Clearly, the wife was up against the wall. She had no funds to appeal the order unless she borrowed more money from relatives and friends and had no funds to continue her applications. If she instructed the other firm of solicitors she had no guarantee of a litigation loan as it only opened the door to another application for a litigation loan to one of that firm's agents who provide them. In any event, the fact of her bankruptcy was likely to be fatal. She didn't want to change her solicitor anyway. She had great faith and confidence in her solicitor. There were also practical difficulties in instructing a solicitor in Manchester (or London) when she lived in Devon and had no independent means. It was totally impractical and uneconomic for her to have a solicitor in Manchester or London.
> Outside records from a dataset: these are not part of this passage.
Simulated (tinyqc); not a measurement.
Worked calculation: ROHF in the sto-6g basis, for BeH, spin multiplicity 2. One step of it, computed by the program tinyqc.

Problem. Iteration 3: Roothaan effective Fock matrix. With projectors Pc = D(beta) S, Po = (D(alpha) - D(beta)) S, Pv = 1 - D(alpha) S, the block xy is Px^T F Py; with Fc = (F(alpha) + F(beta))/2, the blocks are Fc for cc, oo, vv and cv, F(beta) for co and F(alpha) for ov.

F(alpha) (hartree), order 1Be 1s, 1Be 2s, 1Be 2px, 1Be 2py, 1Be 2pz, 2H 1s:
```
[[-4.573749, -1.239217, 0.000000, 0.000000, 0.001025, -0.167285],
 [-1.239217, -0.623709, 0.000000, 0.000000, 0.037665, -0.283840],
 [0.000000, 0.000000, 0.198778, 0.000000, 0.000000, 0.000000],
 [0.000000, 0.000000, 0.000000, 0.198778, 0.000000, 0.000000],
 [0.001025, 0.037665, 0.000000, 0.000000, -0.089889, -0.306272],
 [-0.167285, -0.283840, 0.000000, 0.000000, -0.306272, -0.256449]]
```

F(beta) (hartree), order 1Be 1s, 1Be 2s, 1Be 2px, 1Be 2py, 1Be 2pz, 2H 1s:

She did appeal and her appeal before HHJ Tyzack QC was successful. The Judge then went on to deal with her application and granted it. She was awarded the sum of £8,750 to be paid at the rate of £1,250 pm. She was also awarded the sum of £4,500 costs of the appeal and the court below, to be paid by the same instalments. The following points arise from this appeal.

1. Judge Tyzack QC was satisfied that the wife had not had a fair hearing at first instance and did not have her case fairly considered. The wife's Counsel had prepared a very detailed Case Summary and the DDJ had not analysed the arguments deployed by Counsel. The judgment was unsatisfactory and there was no proper structure to it.

2. The most fundamental point of the appeal was that "It has always been the fundamental right of every citizen to be represented by solicitors of his or her choice" Neuberger J (as he then was – now President of the Supreme Court) in the case of Maltez v Lewis, The Times May 4th 1999. Although this case dealt with the CPR the FPR are similarly worded. The CPR was referred to in the judgment and in particular the overriding objective of enabling the court to deal with cases justly and ensuring that the parties are on an equal footing. Mr. Justice Neuberger went on to say that this right was qualified. He said: "That right is not of course absolute; circumstances may cut it down. Thus a person's chosen lawyer may be ill or engaged elsewhere or conflicted out. A legally aided party may find that the legal aid board is not prepared to fund his or her particular selection of legal representative. Further, it is clear that no party has the right to expect a hearing date to be fixed on the basis of the availability of his or her choice of advocate or solicitor. Subject to that consideration, it seems to me that there is a fundamental right of a choice of legal representative; indeed, I would go as far as to say it is an important feature of any free society. I do not consider that the Civil Procedure Rules, while accepting that they confer (and are intended to confer) very wide new powers on the court, could or should be interpreted so as to cut down, let alone so as to remove that right".  In addition the wife's Counsel referred to the recent case of Brown-Quinn and others v Equity Syndicate Management Ltd and others [2012] EWCA Civ 1633. In this case the Court of Appeal sent a very clear message to the insurance industry about the way they were behaving. They had been told that the policy terms interfering with an insured's right to select the solicitor of their choice "Must be either deleted or comprehensively re-drafted". Although this case dealt with the insurance industry it is equally applicable in the family courts as the courts are interpreting the same words from the Overriding Objective. The judgment also refers to European Directives which state that a litigant has a right to choose his or her own lawyer.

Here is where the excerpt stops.